They say a hero is only as good as his villains, which is one of the reasons I think Captain Marvel is one of the greatest superheroes ever—he's got the best villains! In addition to his archenemy Doctor Thaddeus Bodog Sivana, he's got Mister Mind, an evil alien worm determined to conquer and rule the world.
He was first introduced in Fawcett's Golden Age Captain Marvel comics, as the unseen mastermind behind the Monster Society of Evil that was bedeviling Cap and the whole world. The revelation that he was just a little worm, who wore glasses to see and a little radio around his neck to talk, was a surprise twist. He was put to death in a tiny little electric chair, mounted atop a regular electric chair, and then stuffed and mounted.
But he returned, repeatedly!
After DC bought Fawcett and absorbed their characters, Mr. Mind was relegated to Earth-2 and Earth-S, but was introduced into the post-Crisis DCU in a short-lived miniseries it's probably best to pretend never happened (in that, he was the worm in the bottom of a tequila bottle Sivana was drinking on) and then better and more thoroughly by Jerry Ordway in his Power of Shazam series. Ordway's Mister Mind was a Venusian evil alien worm determined to conquer and rule the world, the vanguard agent of a race of Venusian worms. Ordway's was less cartoonish and more realistic in appearance, looking much more like a caterpillar.

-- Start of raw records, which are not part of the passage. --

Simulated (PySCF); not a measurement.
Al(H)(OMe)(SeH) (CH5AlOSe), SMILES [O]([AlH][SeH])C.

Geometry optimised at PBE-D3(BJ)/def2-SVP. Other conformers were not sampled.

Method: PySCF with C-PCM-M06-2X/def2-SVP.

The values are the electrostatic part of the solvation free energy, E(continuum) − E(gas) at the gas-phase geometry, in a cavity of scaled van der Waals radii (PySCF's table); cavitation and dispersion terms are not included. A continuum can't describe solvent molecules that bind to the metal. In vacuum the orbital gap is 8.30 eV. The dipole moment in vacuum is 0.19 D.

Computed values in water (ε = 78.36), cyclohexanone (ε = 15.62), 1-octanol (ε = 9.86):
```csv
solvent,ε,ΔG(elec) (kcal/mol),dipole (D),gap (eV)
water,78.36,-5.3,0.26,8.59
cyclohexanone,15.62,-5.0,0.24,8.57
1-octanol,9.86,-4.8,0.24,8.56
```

Mind played a big and surprising role in the weekly series 52, during which he had grown from his larval form into a "Hyperfly," an evil butterfly-like cosmic creature that feeds on entire universes.
Writer Paul Cornell and artist Pete Woods brought Mind back in another surprising appearance during their Action Comics story arc, "The Black Ring" (reviewed here).
Mind appears in a splash panel on the last page of the first issue (#890), emerging from the head of one of a trio of mind-controlled kidnappers who have attempted to capture Lex Luthor:
As you can see, Cornell and Woods' Mind looks an awful lot like Ordway's, although now he's bigger—about the size of a large stuffed animal—and while his body is rounder and fatter, his legs and mandibles are pointer and more menacing looking—sometimes. Depending on the context. Here he's dripping with gore, and meant to be a bit scary.
He still talks via a radio or "talk box," although it's a little more modern and space-age in design. While the original wore spectacles, and Ordway's had big, round eyes that visually echoed the original's glasses, this one was the segmented eyes of an insect, save with one in the middle being black, suggesting a pupil. The result is an eye that looks insect-like and cartoonish at once.
Cornell usage of Mind is as the first of many villains Luthor is juxtaposed with throughout the year-long storyline. Mind is working for someone else, although he himself doesn't know who or what he's working for. He (and we) just know it's something incredibly powerful, so powerful its made a lackey out of a villain who has organized Monster Societies, attempted to conquer the world and once almost ate the whole Multiverse.
He engages Luthor in a sort of mental combat, psychically imprisoning Luthor in a series of absurd fantasy sequences, including ones in which Luthor is a Promethean caveman stealing fire from super-gods, another in which he is a playing the role of Doctor Frankenstein from the James Whale movies, another in which he's a Godzilla-like giant monster and Luthor is a Superman-like superhero and, most adorably, a wild west sequence in which Mind wears an adorable cowboy hat and wields a shooting iron:
That gives you a good idea of this Mister Mind's size, and how having him emerge from your head would be the end of you.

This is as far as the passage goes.